While visiting Nolan turned the big 3-0!

The kids were busy making pictures and cards.

Happy Birthday!

The Walthers come to visit

Several weeks ago Jonathan's sister, Telitha, brother-in-law, Nolan, and their crew came to visit. Their boys have gotten so big! We were so glad to have them come all the way to Texas.

Here we are on the train at Brackenridge Park.
We made a stop to see the Japanese Tea gardens. It's been on my "to-see" list and we'll definitely go back once it is in bloom. Still, it was pretty even in February.

Melissa, Mark and Aunt Telitha checking out the Koi. Melissa upon seeing the picture: "I miss Aunt Telitha. I wish we were with her all the time. "

Uncle Nolan, James, Melissa, and Jonathan at the falls.

(Cute cousins)

Check it out! Something caught Isaac's attention.
Uncle Nolan with Mark. Melissa and Matthew loved rough housing and playing games with Uncle Nolan. Uncles are great!
A bigger view of the park.
Melissa found a throne.
Matthew was in school during this trip so I didn't get pictures of him with the cousins.

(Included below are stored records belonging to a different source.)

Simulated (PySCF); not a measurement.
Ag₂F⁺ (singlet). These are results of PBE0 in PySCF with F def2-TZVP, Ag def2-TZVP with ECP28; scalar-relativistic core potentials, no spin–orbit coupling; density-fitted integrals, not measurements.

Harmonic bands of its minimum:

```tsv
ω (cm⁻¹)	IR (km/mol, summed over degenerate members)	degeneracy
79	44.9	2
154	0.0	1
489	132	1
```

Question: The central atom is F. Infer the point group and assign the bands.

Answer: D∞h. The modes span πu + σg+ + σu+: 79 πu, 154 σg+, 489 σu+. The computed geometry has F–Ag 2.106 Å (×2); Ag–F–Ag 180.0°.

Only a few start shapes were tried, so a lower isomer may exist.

As usual, I wish I'd taken more pictures.

Isaac Forages

Isaac found an unguarded pot of rice.
Want some?Isaac loooooves rice.
And markers. Yum!

Last but not least...Dessert!
He had a bath.

Tuesday, March 09, 2010

A letter to Uncle Brian

Dear Uncle Brain,

I love you. I want to play with you and I want to know which day is your birthday.

I like to play "throw me in the air" game. And tickle me. I want to draw me and Matthew and Uncle Brian. I like to play "where is me?" and "where is you?"

I learned about bugs. Some bugs have wings and some bugs don't. Caterpillars are a type of bug and butterflies and ladybugs and all kinds of bugs. There are all kinds. Worms are a type of bug. Right?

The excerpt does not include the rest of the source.